Max Verstappen’s Nürburgring 24 victory hopes collapse after late Mercedes problem
17/05/2026
At the time of writing, the car has not been officially retired.
After almost 21 hours of front-running pace, the #3 Mercedes-AMG Team Verstappen Racing entry has lost its realistic chance of winning the 2026 Nürburgring 24 Hours following a technical problem at the right-rear of the car.
From control to crisis
The #3 Mercedes had been one of the defining cars of the race. Verstappen, Juncadella, Jules Gounon and Lucas Auer had placed themselves firmly in the fight for overall victory, running at the front deep into the final quarter of the race. That is what makes this moment so painful.
Just a mechanical problem arriving at the worst possible moment. Reports from the pit lane point towards an issue around the right-rear, possibly linked to the driveshaft area. That kind of repair is rarely quick, especially this late in a 24-hour race where every minute lost feels like a full chapter disappearing.
A debut that deserved more
The Formula 1 world champion came with a serious line-up, a serious team and a serious chance. During the race, he looked exactly like you would expect: fast, controlled, aggressive when needed and completely convincing in GT3 machinery.
Racing at the Nürburgring is not just about speed. It is about traffic, darkness, Code 60 zones, weather, patience and survival on a 25-kilometre circuit that punishes everything. Verstappen looked like he belonged here.
Will the #3 Mercedes return to the track?
In endurance racing, teams often still try to repair the car and send it back out, even when the win is gone. Finishing the Nürburgring 24 Hours still matters. It gives the team data, honours the work of the mechanics and drivers, and sometimes still delivers a classified result if enough laps have been completed.

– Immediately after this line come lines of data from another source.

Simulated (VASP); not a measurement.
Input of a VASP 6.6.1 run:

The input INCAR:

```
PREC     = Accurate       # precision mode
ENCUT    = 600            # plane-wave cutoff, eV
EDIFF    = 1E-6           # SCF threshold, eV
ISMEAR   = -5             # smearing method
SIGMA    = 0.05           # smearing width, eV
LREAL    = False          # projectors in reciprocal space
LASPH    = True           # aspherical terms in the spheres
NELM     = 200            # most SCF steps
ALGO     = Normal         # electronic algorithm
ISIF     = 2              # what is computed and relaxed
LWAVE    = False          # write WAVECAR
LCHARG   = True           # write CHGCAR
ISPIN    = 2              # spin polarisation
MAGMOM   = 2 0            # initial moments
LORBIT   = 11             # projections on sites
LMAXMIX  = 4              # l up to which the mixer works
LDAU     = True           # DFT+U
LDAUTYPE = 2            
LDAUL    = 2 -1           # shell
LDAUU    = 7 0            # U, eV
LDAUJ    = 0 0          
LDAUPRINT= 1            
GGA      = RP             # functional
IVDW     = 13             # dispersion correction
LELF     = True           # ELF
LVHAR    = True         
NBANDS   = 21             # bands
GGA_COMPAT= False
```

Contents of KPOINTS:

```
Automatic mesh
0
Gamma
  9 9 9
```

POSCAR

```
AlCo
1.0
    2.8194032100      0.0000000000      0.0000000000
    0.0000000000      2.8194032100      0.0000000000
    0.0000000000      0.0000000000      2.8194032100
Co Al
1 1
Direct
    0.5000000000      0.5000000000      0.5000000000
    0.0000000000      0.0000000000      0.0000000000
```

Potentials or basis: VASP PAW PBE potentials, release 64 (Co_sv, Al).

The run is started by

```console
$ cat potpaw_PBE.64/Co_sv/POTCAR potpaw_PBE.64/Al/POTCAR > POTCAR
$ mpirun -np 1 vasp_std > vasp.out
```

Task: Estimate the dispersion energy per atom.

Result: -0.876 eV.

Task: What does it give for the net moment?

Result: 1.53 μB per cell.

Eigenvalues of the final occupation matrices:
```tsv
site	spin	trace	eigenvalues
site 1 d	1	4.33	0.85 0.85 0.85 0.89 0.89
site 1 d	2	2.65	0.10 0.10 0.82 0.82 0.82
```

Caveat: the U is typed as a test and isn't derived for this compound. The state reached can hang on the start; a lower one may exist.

The #80 Mercedes-AMG Team Ravenol moved into the prime position, while the #84 Lamborghini also gained as the #3 car remained in the garage. With just over three hours remaining, every lap lost is almost impossible to recover.
AutoNext Take
For almost 21 hours, the #3 Mercedes did nearly everything right. Verstappen was fast. The team looked sharp. The car had the pace. The story was almost too good: an F1 world champion fighting for overall victory on his Nürburgring 24 debut.
Then a mechanical issue turned the whole thing upside down. No heroic last-lap fight. No grand finale. Just a slow return to the pits, mechanics around the rear of the car and the painful realisation that the win has disappeared.